MITB Banner

Hands-On Guide to Datatable Library For Faster EDA

In this article, I’ll be discussing the implementation of the datatable library with a large dataset.
Share
Datatable

Working with tabular data in data science we always use the Pandas library in Python. This is widely used for data exploration, analysis, munging and manipulation. These are the primary steps for understanding the data well and making it ready for the model to fit. The only disadvantage of using pandas is its time consuming when there’s a large amount of data(big data).

Datatable overcomes the limitations of pandas and speeds up the process of EDA(exploratory data analysis). Datatable has been built by H20.ai, one of the leading AI ML companies in the world. Datatable is pretty similar to pandas and R data.table libraries. Datatable has proper documentation. Works with Python version 3.6+.

Advantages of Datatable

  • Supports null values, date-time and categorical types.
  • Efficient algorithms for sorting/grouping/joining.
  • Minimal data copying by using “rowindex” views in filtering/sorting/grouping/joining 
  • operators to avoid unnecessary data copying.Faster data accessing than pandas 
  • Easily convert to another data-processing framework.

In this article, I’ll be discussing the implementation of the datatable library with a large dataset.

Installing datatable

pip install datatable

DatasetCredit Card Fraud Detection

The dataset contains transactions that have been made by credit cards in September 2013 by European cardholders. This dataset shows transactions that occurred in two days, where we have 492 frauds out of 284,807 transactions. A total of 31 features are time, class, amount and  V1 to V28.

Reading files

With pandas:

import pandas as pd
start = time.time()
pandas_df = pd.read_csv('../input/creditcardfraud/creditcard.csv')
end = time.time()
print(end - start)

3.0183897018432617

With datatable:

import datatable as dt
import time
start = time.time()
df = dt.fread('../input/creditcardfraud/creditcard.csv')end = time.time()
print(end - start)

0.30858349800109863

Clearly, datatable performs much better than pandas. Datatable takes 30 milliseconds to fetch the data whereas pandas take more than 3 seconds. 

fread() -> datatable parser for text(csv) 

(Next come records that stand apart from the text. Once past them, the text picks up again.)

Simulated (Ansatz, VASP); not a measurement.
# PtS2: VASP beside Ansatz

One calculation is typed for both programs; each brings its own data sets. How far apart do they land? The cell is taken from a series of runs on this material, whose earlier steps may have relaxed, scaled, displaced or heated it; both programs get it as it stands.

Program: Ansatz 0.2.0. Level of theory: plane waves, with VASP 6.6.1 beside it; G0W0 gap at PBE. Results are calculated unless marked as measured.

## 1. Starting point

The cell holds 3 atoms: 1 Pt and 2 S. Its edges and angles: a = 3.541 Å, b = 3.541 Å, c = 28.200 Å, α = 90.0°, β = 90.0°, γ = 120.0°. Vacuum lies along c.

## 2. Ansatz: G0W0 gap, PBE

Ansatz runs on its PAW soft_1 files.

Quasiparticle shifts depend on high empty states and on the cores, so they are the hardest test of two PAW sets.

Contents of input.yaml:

  • Automatically detects column types, quoting rules, separators, headers, etc.
  • Reads from the file, raw text, archives, glob, URL, shell.
  • Provides multithreaded file reading facility.
  • Includes a progress indicator while reading large files.

Dataset size:

print(df.shape) 

(284807, 31)

Feature Column names

print(df.names)

(‘Time’, ‘V1’, ‘V2’, ‘V3’, ‘V4’, ‘V5’, ‘V6’, ‘V7’, ‘V8’, ‘V9’, ‘V10’, ‘V11’, ‘V12’, ‘V13’, ‘V14’, ‘V15’, ‘V16’, ‘V17’, ‘V18’, ‘V19’, ‘V20’, ‘V21’, ‘V22’, ‘V23’, ‘V24’, ‘V25’, ‘V26’, ‘V27’, ‘V28’, ‘Amount’, ‘Class’)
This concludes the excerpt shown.